Thursday, September 23rd, 2010

After erecting three pillars

The gross, the subtle and the causal bodies

After beating the buffalo's rough hide with a staff

Of the manifest and the hidden to remove the flesh;

After tanning the hide with the fiber of dualism;

The caustic juice of quintessence;

The blemishes of the soul thus destroyed,

I have come to reach the sandals to the feet of the wearer.

Take care, not of the ground below

But of the path they tread

Do not be a slave to the hand-awl, the blade or the peg

Know Ramarama, your own true self

The joy of joys. 

 

 

Prose poems that could be sung, recited and performed forms the bulk of the Vachana literature of Medieval Karnataka. They were written to question and respond to dualities , largely by poets from the artisan and untouchable castes. Vachana poetry is also the longest, continuous critique of the caste system, spanning several centuries (11th to 18th century).

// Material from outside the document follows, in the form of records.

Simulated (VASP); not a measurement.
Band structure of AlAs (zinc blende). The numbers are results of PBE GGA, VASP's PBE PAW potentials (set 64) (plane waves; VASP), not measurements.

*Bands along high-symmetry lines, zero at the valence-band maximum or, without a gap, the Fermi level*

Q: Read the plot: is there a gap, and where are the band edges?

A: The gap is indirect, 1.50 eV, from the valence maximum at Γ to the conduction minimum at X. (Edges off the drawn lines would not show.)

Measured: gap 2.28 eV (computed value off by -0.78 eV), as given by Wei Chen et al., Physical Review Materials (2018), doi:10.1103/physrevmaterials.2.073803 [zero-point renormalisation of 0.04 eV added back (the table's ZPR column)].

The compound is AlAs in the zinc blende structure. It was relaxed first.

The Dalit poet, Madara Channiah is considered the father of Vachana poetry. He pioneered the effective use of metaphors from the everyday, marking a clear departure from the earlier ornate and contrived poetic traditions of ancient Kannada literature.

H.S Shiva Prakash says “ The manner in which this cobbler-saint combines abstract philosophical preoccupations with a vision of a society free of caste differences and expresses them in concrete metaphors taken from the cobbler’s trade is astounding”.